Let’s consider a cup as an example of a cultural artifact. This artifact is embedded in the family’s daily functioning. This means that the cup is not just an artifact, but a certain instruction is associated with it, explaining what forms of behavior can be carried out in relation to the cup as a culture’s artifact. One of the family members drinks tea, water and other drinks from a cup. At the same time, the cup itself can stand alone in the closet without any interaction with any family members, but the instructions remain. If a cup cracks or breaks, it is replaced with another cup. All these features of the corresponding normative situation make it possible to maintain its external side.
In this case, the normative situation is characterized by the following parameters. The appearance of the normative situation is the appearance of the artifact itself. Its hidden side is the rules imposed on subjects who find themselves in a normative situation. So the ability to follow instructions means mastery of a cultural artifact.
The baby itself can be called the most social creature. But it is important for us to emphasize one more point that D. Elkonin drew attention to: all human abilities are already contained in the world of artifacts surrounding the child. It should be borne in mind that from the moment of his/her birth a child finds himself/herself in various normative situations. L. Vygotsky pointed out that since all the baby’s needs are satisfied by adults, then almost all the child’s behavior is social in nature [8, p. 280-281].
In connection with this circumstance, we can assume that the child not only lives in normative situations related to feeding, dressing, washing, etc. But he/she is also beginning to gain experience in acting in such situations. Since these situations will be repeated over a long period of his/her life. For example, the above-mentioned normative cup situation will continue throughout a person's life, beginning in infancy. At first, an adult will be present in each of them. We find confirmation of this in the works by L. Vygotsky [8, p. 281]. If we examine in detail the normative situation as a society’s unit, we can see another feature of it. L.Vygotsky highlighted that the child “all the time hears speech addressed to him/her, and is always in the process of interaction with the ideal speech form” [7, p. 92].
In this fragment, attention is drawn to the fact that interaction with the ideal speech form occurs all the time. What does “all the time” mean? In other words, we can say that the child interacts with the same ideal speech form in different normative situations.
Clarifying this conclusion, we can say that there are processes that permeate a number of normative situations, as in the case under discussion, where the communication of the primary form with the ideal one can and does actually take place in various normative situations.
One of the fundamental issues that requires its own consideration involves an analysis of the processes themselves implemented in the normative situations’ system. According to L. Vygotsky, these are the processes of higher mental functions development, which involve the interaction of the primary and higher (ideal) forms.

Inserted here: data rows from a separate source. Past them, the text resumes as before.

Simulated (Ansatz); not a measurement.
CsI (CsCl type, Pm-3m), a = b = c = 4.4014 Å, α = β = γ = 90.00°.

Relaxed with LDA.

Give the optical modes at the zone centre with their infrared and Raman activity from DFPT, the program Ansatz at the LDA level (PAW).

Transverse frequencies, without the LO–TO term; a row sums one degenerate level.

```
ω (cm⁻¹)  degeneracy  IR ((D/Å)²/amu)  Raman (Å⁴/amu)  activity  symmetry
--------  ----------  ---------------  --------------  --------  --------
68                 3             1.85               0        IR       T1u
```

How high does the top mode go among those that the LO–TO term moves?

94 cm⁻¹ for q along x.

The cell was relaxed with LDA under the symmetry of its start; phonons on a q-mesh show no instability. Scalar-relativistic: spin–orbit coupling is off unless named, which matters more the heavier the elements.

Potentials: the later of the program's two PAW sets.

A. Leontiev considered various types of activities as processes. He asked: “But what is human life?” [16, p. 81] and answered: “This is a set, or rather a system, of successive activities” [16, p. 81].
It is logical to expect that activity can also “permeate” normative situations. A. Leontiev, as far as we know, did not use the term normative situation. However, indirect indications that activities are carried out in normative situations can be found in his works. Thus, A. Leontiev wrote: “No matter in what conditions and forms human activity takes place, no matter what structure it acquires, it cannot be considered as withdrawn from social relations, from the life of society. For all its originality, the activity of a human individual is a system included in the society relations system. Outside of these relationships, human activity does not exist at all” [16, p. 82-83].
From the quoted passage it follows that A. Leontiev distinguished human activity as one system, which is included in another system - in the system of “society relations.” In our opinion, if in the first case he spoke about the activities of an individual, then in the second case a system of normative situations comes to the fore, which sets certain rules of interaction between members of society.
Considering motivation as an activity’s component, A. Leontiev noted that there are two types of motives: “meaning-forming motives” and “motives-stimuli” [16, p. 202].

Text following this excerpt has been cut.